In Georgia, most employment is considered “at-will” when there is no employment contract or statutory provision. At-will employment means either the employer or employee can terminate the work relationship at any given time without notice and without cause. However, the termination must not violate a specific employment law.
For example, it is illegal for an employee to be fired, demoted, treated unfairly or forced to quit due to illegal discrimination. Title VII of The Civil Rights Act of 1964, prohibits discrimination by covered employers on the basis of race, color, religion, sex or national origin. Title VII also prohibits discrimination against an individual because of his or her association with another individual of a particular race, color, religion, sex, or national origin. Other examples of illegal termination include terminating the worker to avoid paying benefits or disability pay, or firing a worker for taking pregnancy leave. Even if an employment is considered to be at-will, and employer cannot terminate an employment relationship based on illegal discrimination.
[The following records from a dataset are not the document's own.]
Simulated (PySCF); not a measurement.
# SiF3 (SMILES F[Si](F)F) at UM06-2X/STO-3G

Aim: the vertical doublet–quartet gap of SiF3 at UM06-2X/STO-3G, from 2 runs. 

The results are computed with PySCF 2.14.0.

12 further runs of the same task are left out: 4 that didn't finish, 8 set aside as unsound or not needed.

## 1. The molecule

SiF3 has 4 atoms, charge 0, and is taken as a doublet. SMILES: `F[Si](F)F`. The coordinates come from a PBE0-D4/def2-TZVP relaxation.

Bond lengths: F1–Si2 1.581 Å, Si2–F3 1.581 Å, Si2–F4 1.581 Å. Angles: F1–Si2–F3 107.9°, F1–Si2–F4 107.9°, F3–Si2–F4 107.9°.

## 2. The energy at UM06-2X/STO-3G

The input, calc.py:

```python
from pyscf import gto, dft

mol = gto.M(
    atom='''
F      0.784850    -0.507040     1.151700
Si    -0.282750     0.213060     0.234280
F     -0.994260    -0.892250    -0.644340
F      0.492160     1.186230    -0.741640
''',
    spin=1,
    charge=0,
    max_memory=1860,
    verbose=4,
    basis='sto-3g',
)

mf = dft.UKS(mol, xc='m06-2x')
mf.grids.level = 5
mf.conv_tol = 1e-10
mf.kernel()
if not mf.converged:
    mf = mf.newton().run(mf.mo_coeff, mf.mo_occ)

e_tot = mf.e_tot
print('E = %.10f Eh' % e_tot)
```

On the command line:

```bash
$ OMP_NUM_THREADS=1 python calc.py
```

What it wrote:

An exception to “at will” employment is when you have an employment contract. Employment contracts are allowed in Georgia and violations of an employment contract can lead to a strong wrongful termination claims or breach of contract claims. One such example is if an employee is terminated without good cause before an already agreed upon termination date in the employment contract, the employee may have a wrongful termination claim.
There are many different remedies for employees who have been terminated due to wrongful termination. Some of these remedies include being reinstated to the former job position, entitlement to back pay and injunctive remedies.